When word spread that a Japanese nuclear power plant failed to shut down safely, Miller, who earned his Ph.D. from the Department of Bionucleonics (absorbed by the School of Health Sciences in 1979), was poised to head to Tokyo to support the U.S. Embassy. Instead, he was assigned to the White House to work with the national security staff of President Barack Obama. He quickly found himself in the role of translating “radiation speak” into understandable language that would provide good advice all the way up through the chain of command to the commander-in-chief.

“First of all, I was fortunate,” Miller says of the assignment, which could have been a real pressure cooker. “I was dealing with some very smart people. While they were not experienced in radiation matters, they were very quick to pick things up.”

In the first nuclear crisis in the “Information Age,” Miller helped advisors separate fact from fiction on matters of radiation and public health. In addition to generalized science translation problems, Miller says the international community uses different units to measure levels of radiation, so there were some conversions to be made as well.

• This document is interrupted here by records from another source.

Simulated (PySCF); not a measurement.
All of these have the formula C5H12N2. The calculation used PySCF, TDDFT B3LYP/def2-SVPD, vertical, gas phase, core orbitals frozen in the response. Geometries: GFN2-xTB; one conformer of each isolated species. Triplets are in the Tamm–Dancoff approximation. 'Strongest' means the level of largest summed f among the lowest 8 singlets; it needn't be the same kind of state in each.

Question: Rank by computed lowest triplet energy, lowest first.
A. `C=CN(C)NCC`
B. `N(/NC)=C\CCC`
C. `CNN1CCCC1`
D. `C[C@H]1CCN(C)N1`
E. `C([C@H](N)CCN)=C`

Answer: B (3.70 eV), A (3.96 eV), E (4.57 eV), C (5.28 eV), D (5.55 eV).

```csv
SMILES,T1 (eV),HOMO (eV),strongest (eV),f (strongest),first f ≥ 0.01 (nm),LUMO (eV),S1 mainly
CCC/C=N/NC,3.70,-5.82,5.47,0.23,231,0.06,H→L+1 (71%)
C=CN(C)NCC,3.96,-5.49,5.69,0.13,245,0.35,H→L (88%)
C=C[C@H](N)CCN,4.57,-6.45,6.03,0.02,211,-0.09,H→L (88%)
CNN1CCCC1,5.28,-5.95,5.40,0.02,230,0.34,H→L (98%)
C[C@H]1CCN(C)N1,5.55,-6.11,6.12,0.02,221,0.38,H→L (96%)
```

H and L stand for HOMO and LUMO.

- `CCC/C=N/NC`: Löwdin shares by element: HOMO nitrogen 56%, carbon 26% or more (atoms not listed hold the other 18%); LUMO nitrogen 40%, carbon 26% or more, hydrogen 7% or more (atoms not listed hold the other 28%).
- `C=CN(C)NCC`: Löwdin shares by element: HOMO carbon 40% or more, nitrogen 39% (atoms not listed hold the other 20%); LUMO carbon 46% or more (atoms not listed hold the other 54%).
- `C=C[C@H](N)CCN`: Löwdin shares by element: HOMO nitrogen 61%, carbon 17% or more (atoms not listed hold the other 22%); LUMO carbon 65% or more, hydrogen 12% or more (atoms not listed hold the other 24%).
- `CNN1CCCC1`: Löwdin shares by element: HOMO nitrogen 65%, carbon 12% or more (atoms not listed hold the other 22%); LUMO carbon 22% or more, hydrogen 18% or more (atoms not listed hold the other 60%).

Miller, who spent five weeks in Washington, is concerned about his lack of colleagues in the environmental assessment field. Much to the surprise of the national staffers he was advising, the radiation assessment community is very small. “I’m a mature gentleman and I’m not going to be around forever,” he says. “There’s not a large cadre of people coming along to replace us.”

That’s a particular challenge for the industry and his alma mater, where Miller stepped into the Department of Bionucleonics some 40 years ago and became part of the Boilermaker tradition he had dreamed about as a child growing up in Sulpher Springs, Ind. His path through Purdue was somewhat unexpected, he says, but certainly life changing.

Miller, who has a bachelor’s degree from Ball State and a master’s in meteorology from the University of Michigan, was hoping to pick up a couple of pamphlets on the department, but was instead introduced to professors John Christian and Paul Ziemer, who took him on a tour of the labs, mapped out his coursework and practically accepted him into the program on site.

“I’ve been tickled to death ever since,” says Miller, who previously thought his career would reside in academia.

After Purdue, he spent 10 years at Oak Ridge National Laboratory before joining the CDC in 1992, where he’s been a branch chief since 2002. In 2009, the School of Health Sciences brought Miller’s Purdue experience full circle when he was given the John E. Christian Award, which honors a distinguished alumnus.